Tribes Ascend Jetpack Guide

Tribes Ascend Jetpack Guide by radiodef

First, I don’t know that this is how movement is actually implemented in code, though I have a good hunch that it is. But after a lot of testing, this is certainly how the jet pack behaves in the game.

Applying any movement controls in the air (jets, direction keys) only ever seems to really do two things:

    * Increments or decrements the player’s speed at a certain rate * Alters the player’s direction at a certain rate

First you have to understand how basic air control works:

Image

This is how air control works when you apply a movement key while airborne (but without applying jets, as that changes things). Air control’s acceleration also caps out once you reach a horizontal speed equal to the run speed for your class. (I did most of my testing with a pathfinder with 10% movement speed increase, which nets a run speed of 39 or 40, but it works the same for all other classes.)
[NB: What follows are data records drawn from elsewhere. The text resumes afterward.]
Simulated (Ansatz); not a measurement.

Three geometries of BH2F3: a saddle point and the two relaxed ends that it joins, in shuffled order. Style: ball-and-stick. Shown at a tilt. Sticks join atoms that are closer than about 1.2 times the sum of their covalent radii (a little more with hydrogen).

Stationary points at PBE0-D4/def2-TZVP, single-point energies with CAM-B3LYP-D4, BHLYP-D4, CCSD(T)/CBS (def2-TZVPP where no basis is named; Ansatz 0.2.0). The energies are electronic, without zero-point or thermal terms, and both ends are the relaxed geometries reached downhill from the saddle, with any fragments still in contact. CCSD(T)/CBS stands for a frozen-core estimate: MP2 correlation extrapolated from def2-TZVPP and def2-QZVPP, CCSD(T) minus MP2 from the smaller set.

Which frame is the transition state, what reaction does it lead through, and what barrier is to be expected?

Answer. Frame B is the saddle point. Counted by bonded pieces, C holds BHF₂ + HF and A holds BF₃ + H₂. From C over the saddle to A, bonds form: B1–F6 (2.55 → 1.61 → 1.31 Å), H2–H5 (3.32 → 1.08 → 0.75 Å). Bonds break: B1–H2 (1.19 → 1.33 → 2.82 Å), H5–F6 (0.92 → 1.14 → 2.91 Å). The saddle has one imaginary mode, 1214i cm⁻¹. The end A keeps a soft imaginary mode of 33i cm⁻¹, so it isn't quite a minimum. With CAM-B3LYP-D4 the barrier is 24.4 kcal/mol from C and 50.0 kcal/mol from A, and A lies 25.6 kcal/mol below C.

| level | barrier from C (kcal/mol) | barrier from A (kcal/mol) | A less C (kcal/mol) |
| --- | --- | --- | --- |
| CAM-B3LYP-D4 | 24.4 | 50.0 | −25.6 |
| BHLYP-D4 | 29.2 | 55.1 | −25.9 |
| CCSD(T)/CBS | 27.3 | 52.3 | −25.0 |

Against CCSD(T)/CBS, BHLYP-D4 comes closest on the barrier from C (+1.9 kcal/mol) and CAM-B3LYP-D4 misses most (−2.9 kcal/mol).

So air control does three things depending on which direction you are applying relative to the direction of travel:

    * If applying towards the direction of travel (or from a standstill), it speeds the player up to the run speed of your class * If applying “away” from the direction of travel, it slows the player down * If applying in a direction to either side of the line of travel, it alters the player’s direction

If air control is applied in a direction that falls under two of these properties, the amount that it does each one is proportional to the angle between them.

For instance, applying air control 45 degrees to either side of the direction opposite of travel nets a slow directional change, and also slowly reduces your speed by half. Continuing to apply air control in the new direction accelerates up to your run speed.

If you want to better understand what the diagram means, you can go to a very flat spot (like the flag platform on Drydock) and experiment by getting a running start in to a ski, jetting a bit in the air, and then applying air control in various directions. Note again that this is only how air control works while not also jetting. If you apply a directional movement and jet, something different happens.

“Combat Jetting”

[youtube=http://www.youtube.com/watch?v=PZLnrEzaVeQ]

This is how the jet pack behaves while under speeds of 72km/hr. As many people have noticed, many things change after 72km/hr, but I will get to that later.

These different maneuvers seem to be separate functions of the jet pack, and are dependent on what movement key is being pressed while jetting. Basically we don’t really have air control or thrust vectoring. It is somewhere in between: what appears to be preprogrammed functions of how the jet pack is supposed to behave during slow combat.

The “extra height while holding forward and facing an obstacle” thing seems to be a bug in the function for the lunge jet. The lunge jet accelerates the player’s speed faster than any other jet function, so when faced with an immovable object that inhibits its directional change, the jet pack has nowhere to go but up.

[youtube=http://www.youtube.com/watch?v=m2-CMn5hWHM]

The forward/backward zig-zag is a variant on this bug, and also appears to be due to the lunge jet speeding the player up while an outside function counteracts its own directional change. (Remember, air movement seems to do two things: change your speed and change your direction, but they are not always related.)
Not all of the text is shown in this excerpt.